RIG Exploit Kit Takedown Sheds Light on Domain Shadowing
Threat actors hid tens of thousands of shadow domains behind legitimate domains to carry out malicious activity.
June 7, 2017
A coordinated effort to disrupt activities related to the RIG Exploit Kit has once again revealed how extensively threat actors abuse legitimate domains and websites to build the operational infrastructure for their criminal campaigns.
Researchers from RSA Security, domain registrar GoDaddy, and several other organizations worked together to recently take down over 40,000 active shadow domain resources that were being used as infrastructure for the RIG EK.
The campaign has resulted in a complete cessation of activity related to EITEST and PseudoDarkleech, two major RIG EK campaigns for distributing banking Trojans, ransomware, and other malware, says Alex Cox, director of RSA Research. "But it remains to be seen how that will affect the RIG ecosystem as a whole," he says.
Domain shadowing refers to the tactic by threat actors to create malicious subdomains behind a legitimate domain using credentials stolen from the domain registrant. Organizations often do not notice the activity because domain registrant accounts are rarely used or checked once the initial domain registration is completed. Criminals employ the technique to hide malware-laden pages and exploit kits behind legitimate domains, making it hard for defenders to spot and eradicate them.
"Domain shadowing is extremely effective because it allows malicious subdomains to leverage the good reputation of the parent domain, and thus bypass reputation based filters," says Shimon Modi, director of product at security intelligence sharing company TruStar Technology.
In the case of the RIG Exploit Kit, the threat actors used the shadow domains they created to host RIG landing pages. Most victims were directed to the landing pages from previously compromised websites injected with iframes. The landing pages were designed to inspect and exploit incoming client systems and to install a diverse set of malicious payloads on them.
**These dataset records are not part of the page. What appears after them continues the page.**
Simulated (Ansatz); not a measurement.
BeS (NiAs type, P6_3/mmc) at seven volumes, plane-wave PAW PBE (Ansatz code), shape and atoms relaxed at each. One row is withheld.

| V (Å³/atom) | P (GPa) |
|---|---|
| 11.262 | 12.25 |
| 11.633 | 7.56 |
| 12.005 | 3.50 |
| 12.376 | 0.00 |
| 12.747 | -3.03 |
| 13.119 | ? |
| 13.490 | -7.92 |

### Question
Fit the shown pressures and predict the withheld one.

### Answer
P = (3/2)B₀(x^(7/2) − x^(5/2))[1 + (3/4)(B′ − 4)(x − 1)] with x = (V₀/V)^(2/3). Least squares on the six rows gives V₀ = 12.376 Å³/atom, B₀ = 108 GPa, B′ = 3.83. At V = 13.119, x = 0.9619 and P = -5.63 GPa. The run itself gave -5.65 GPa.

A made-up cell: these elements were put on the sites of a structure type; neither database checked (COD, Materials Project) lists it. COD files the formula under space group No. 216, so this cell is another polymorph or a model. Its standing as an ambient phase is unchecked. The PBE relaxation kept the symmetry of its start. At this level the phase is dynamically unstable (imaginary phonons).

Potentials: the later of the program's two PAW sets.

The more than 40,000 RIG EK-related subdomains that RSA and the others succeeded in shutting down affected over 800 legitimate domains, many of them registered with GoDaddy. Most of the subdomains were being served out of near bulletproof hosting providers based in Eastern Europe. The hosting providers often had enough legitimate traffic not to be obvious candidates for blacklisting.
"A common way for defenders to attack these systems is to provide proof of malicious activities to the hosting providers, so they will suspend the systems," Cox says. Criminals understand that and deliberately seek out hosting providers that are willing to go along with or are negligent about the activity. "They’ll re-use these hosts until the defenders pinpoint them and then they’ll move onto others," Cox says.
An inspection of the DNS records associated with each of the shadow domains in the RIG Exploit Kit infrastructure showed that most of them were up for barely five to 10 days before being deleted. The duration for which they were actually used was likely closer to 24 and 48 hours according to RSA. Threat actors often rapidly rotate shadow domain to make it even harder for defender to get them.
There is little that was common among the compromised domains and most of them were likely just victims of opportunistic phishing and malware campaigns to steal login credentials to domain registrant accounts, Cox says.
The domain shadowing issue is a challenging problem to solve with 100% effectiveness, Modi says. "But a mix of block [and] tackle techniques and anomaly detection can help in detecting and preventing domain abuse," he says.
In order to ensure their domains are not being abused, organizations should make sure to monitor for unusual numbers of changes to DNS records, block bad IP address from their ISPs DNS systems and check for subdomains that have unusual alphanumeric character patterns, Modi says.
"Monitor organizational DNS records looking for unauthorized changes or additions on a regular, and preferably automated basis," adds Cox.